Global Economic Daily - 21/03/2024

Global Economic Daily - 21/03/2024

NEWS AND MARKET COMMENTARY Global Equities

Global Fixed Income

Currencies

Energy

Metals

Global Politics/News

Relevant Government Reports

World Agriculture Supply and Demand Estimates (WASDE)

USDA Agency Reports

Producer Price Index (PPI)

Consumer Price Index (CPI)

U.S. Treasury Report

Fed Report

EIA Reports

EIA Summary

 

Financial

Closing Commentary

 

Quote of the Day: Most people have the will to win, few have the will to prepare to win. – Bobby Knight

 

Equities: Stocks had a very strong day on Wednesday. The three major averages rallied to hit all-time closing records Wednesday after the Federal Reserve held rates at a 23-year high and maintained expectations for three cuts before the end of 2024. The Dow Jones Industrial Average rallied 401.37 points to finish at 39,512.13, while the S&P 500 gained 46.11 points to close at 5,224.62 and punched above the 5,200 level for the first time ever. The Nasdaq 100 jumped 207.91 points to settle at 18,240.11. The Fed left rates unchanged but said that it plans to cut three times before the end of the year, reaffirming its previous forecast from December. That said, the central bank indicated that it needs greater evidence that inflation is easing before it starts taking its foot off the brakes. Prior to the meeting, some investors had feared that a recent spate of hot inflation reports would potentially result in even fewer cuts than markets anticipated. TECHNICAL OUTLOOK - The Dow and S&P are above the 14, 21 day moving average.

Crude Oil: Oil prices fell on Wednesday as the U.S. Federal Reserve held interest rate steady and demand concerns continue to weigh. On Wednesday, the Federal Reserve kept interest rates in the 5.25% to 5.50% range, but policymakers indicated they still expect to reduce them by three-quarters of a percentage point by the end of 2024. The Fed's rate decision was within expectations and the impact on oil markets was limited, said Andrew Lidow, president of Lidow Oil Associates. The U.S. Energy Information Administration said crude oil stockpiles fell unexpectedly last week as exports rose and refiners continued to increase activity. The draw in crude oil inventories was due to higher refinery runs and strong crude oil exports. The American Petroleum Institute also reported crude oil and gasoline stockpiles fell last week, while distillate inventories rose. Elsewhere, Ukrainian attacks on Russian refining assets have helped propel crude prices higher as market participants assessed the impact on crude and fuel supply balances. TECHNICAL OUTLOOK – The Crude is above the 14, 21 day moving average.
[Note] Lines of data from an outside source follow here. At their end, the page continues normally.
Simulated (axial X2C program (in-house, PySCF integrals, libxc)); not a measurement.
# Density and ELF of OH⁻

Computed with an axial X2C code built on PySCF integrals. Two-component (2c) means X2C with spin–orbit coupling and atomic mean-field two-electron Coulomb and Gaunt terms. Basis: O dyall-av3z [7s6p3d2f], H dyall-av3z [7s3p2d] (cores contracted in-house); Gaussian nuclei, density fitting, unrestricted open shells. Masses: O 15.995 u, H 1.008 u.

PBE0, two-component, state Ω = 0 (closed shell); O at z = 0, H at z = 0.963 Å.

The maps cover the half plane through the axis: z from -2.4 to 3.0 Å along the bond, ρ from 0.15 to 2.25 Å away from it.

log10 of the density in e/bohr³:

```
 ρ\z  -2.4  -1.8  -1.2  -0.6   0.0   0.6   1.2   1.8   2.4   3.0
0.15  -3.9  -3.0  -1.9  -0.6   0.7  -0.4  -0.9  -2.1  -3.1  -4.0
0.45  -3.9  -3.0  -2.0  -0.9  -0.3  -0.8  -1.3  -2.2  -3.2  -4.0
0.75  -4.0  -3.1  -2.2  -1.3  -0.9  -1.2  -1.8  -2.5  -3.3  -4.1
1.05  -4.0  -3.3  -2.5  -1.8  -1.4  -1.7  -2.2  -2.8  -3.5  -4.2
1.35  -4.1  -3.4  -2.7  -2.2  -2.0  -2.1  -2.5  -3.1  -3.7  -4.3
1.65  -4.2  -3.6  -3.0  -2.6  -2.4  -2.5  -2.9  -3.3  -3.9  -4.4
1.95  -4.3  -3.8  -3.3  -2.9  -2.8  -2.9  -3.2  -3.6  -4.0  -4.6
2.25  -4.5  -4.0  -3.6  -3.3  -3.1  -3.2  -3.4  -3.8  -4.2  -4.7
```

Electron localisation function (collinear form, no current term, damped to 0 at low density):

Metals: Gold and silver prices are higher and near daily highs in U.S. trading Wednesday, following a Federal Reserve monetary policy statement that the precious metals bulls saw as price-friendly. The just-concluded Federal Open Market Committee monetary policy meeting saw the Federal Reserve keep its monetary policy unchanged, as expected. The key Fed Funds interest rate range was kept steady at 5.25% to 5.50%. The FOMC statement seemingly walked a neutral line on policy: not too hawkish and not too dovish. The statement said the U.S. economy is growing and inflation has eased but is still elevated. The statement said no rate cuts will occur until the Fed has more confidence inflation has been tamed. Still, the statement said the Fed sees three interest rat cuts this year. Judging by the reaction of the gold market, traders deemed the FOMC statement as not being too hawkish, and that the Fed appears willing to tolerate slightly higher inflation for longer. Now the marketplace awaits the afternoon press conference from Fed Chairman Jerome Powell. Traders will closely scrutinize Powell’s remarks for clues on the future path and timing of Fed monetary policy. Technically, April gold futures bulls have the solid overall near-term technical advantage. A four-week-old uptrend is in place on the daily bar chart. A bullish pennant pattern has formed on the daily bar chart, but needs to see an upside breakout very soon to complete the formation. Bulls’ next upside price objective is to produce a close above solid resistance at the contract high of $2,203.00. Bears' next near-term downside price objective is pushing futures prices below solid technical support at $2,100.00. May silver futures bulls have the firm overall near-term technical advantage. Silver bulls' next upside price objective is closing prices above solid technical resistance at the December high of $26.575. The next downside price objective for the bears is closing prices below solid support at $24.00. TECHNICAL OUTLOOK – Gold and silver are above the 14, 21 day moving average.

 

DISCLAIMER: The Information and data contained herein was obtained from sources deemed reliable. The accuracy and completeness are not guaranteed

Futures and options trading involves substantial risk and is not suitable for all investors. Therefore, individuals should carefully consider their financial condition in deciding whether to trade. Option traders should be aware that the exercise of a long option will result in a futures position. The valuation of futures and options may fluctuate, and as a result, clients may lose more than their original investment. PAST PERFORMANCE IS NOT NECESSARILY INDICATIVE OF FUTURE RESULTS.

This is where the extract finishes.